Improving wheelchairs used to play rugby is one of the ongoing projects keeping Camosun College on the top rung of applied research across the country.
Camosun College generic
Camosun College has maintained its standing as one of Canada’s top-50 research colleges, and even moved up four spots in the 2015 rankings to 33rd.

Improving wheelchairs used to play rugby is one of the ongoing projects keeping Camosun College on the top rung of applied research across the country.

The college announced Thursday that it has maintained its standing as one of Canada’s top-50 research colleges, and even moved up four spots in the 2015 rankings to 33rd.

The rankings were released by Research Infosource, a consulting firm.

Other B.C. schools on the list are the British Columbia Institute of Technology (fifth), the Justice Institute (28th) and the College of New Caledonia (48th).

There are hundreds of colleges across the country, so the ranking is something to be proud of, said Tim Walzak of Camosun Innovates, the office that handles research funding.

He said funds coming to colleges go to applied research — which focuses on putting what is learned into practice — rather than the academic research associated with universities.

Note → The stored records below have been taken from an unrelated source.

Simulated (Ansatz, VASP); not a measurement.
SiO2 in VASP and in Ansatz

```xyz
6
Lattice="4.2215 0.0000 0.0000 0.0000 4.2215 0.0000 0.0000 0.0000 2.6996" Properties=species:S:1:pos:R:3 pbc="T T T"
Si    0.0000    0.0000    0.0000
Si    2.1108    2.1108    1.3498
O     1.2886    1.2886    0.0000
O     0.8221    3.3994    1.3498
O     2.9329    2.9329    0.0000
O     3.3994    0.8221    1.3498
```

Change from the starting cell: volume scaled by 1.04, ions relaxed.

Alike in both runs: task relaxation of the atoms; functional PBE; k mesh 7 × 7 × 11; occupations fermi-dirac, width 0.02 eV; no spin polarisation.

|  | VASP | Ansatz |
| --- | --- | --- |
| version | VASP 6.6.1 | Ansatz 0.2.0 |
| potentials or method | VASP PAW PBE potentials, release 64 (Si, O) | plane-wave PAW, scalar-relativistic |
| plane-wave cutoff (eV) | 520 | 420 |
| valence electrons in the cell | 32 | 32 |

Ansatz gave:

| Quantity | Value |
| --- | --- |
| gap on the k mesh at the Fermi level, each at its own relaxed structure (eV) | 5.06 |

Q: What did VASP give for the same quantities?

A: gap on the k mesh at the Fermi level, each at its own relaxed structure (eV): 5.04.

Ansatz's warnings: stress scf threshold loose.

“Here at Camosun, we work very, very closely with industry partners on a daily basis to help them implement their ideas,” Walzak said. “Indeed, federal dollars don’t flow to a college unless there’s an industry partner involved.”

Camosun — with more than 18,000 students enrolled in more than 160 programs — has brought in $1.6 million in research funding this year, up 15.4 per cent from 2014.

Walzak said projects can cover a wide array of fields. One being done in co-operation with the Pacific Institute for Sport Excellence and Canada’s national men’s wheelchair-rugby team involves designing improvements to the athletes’ specialized wheelchairs.

“We built prototypes, we built custom inserts [to support the torso area] for each of the athletes,” he said. “A lot of it comes down to comfort, first and foremost, for the athlete, but also looking at that performance improvement.

“And we hope on a project like that that, once we’ve established the process to custom-design the wheelchair inserts for each athlete, we can also extend that into anyone in a wheelchair who wants to maintain an active lifestyle.”

Another project has Camosun working with a number of companies, among them VRX in Sidney, on an attraction that will be part of the Richmond Olympic Experience, set to open at the Richmond Olympic Oval — site of long-track speedskating at the 2010 Winter Olympics.

Camosun has been contracted to help develop three sports simulators, for bobsled, sit-ski and kayak, that are going be installed at the attraction, Walzak said.

“It’s design engineering, it’s fabrication, it’s advanced manufacturing. It involves a whole bunch of things, plus it fine-tunes our skill sets in project management.”

Walzak said money for applied research has grown steadily in recent years.

“The big catalyst has been federal funding,” he said. “On the order of eight to 10 years ago, the federal government recognized that there were still gaps in the ‘innovation economy,’ as they called it.

“While they continued to invest, and rightly so, in basic research at universities, they felt there was additional need to marshal the resources available at community colleges.”

Funds also come from the province and the private sector, Walzak said.

According to Research Infosource, Camosun’s increase in research funds has come at a time that B.C. colleges’ combined research income declined by 42.8 per cent.

“However, on the plus side, B.C. institutions expanded the number of formal research partnerships by 11.7 per cent and number of formal projects completed by 4.1 per cent,” Research Infosource chief executive Ron Freedman said in a statement.

The number of researchers also grew by 8.2 per cent, he said.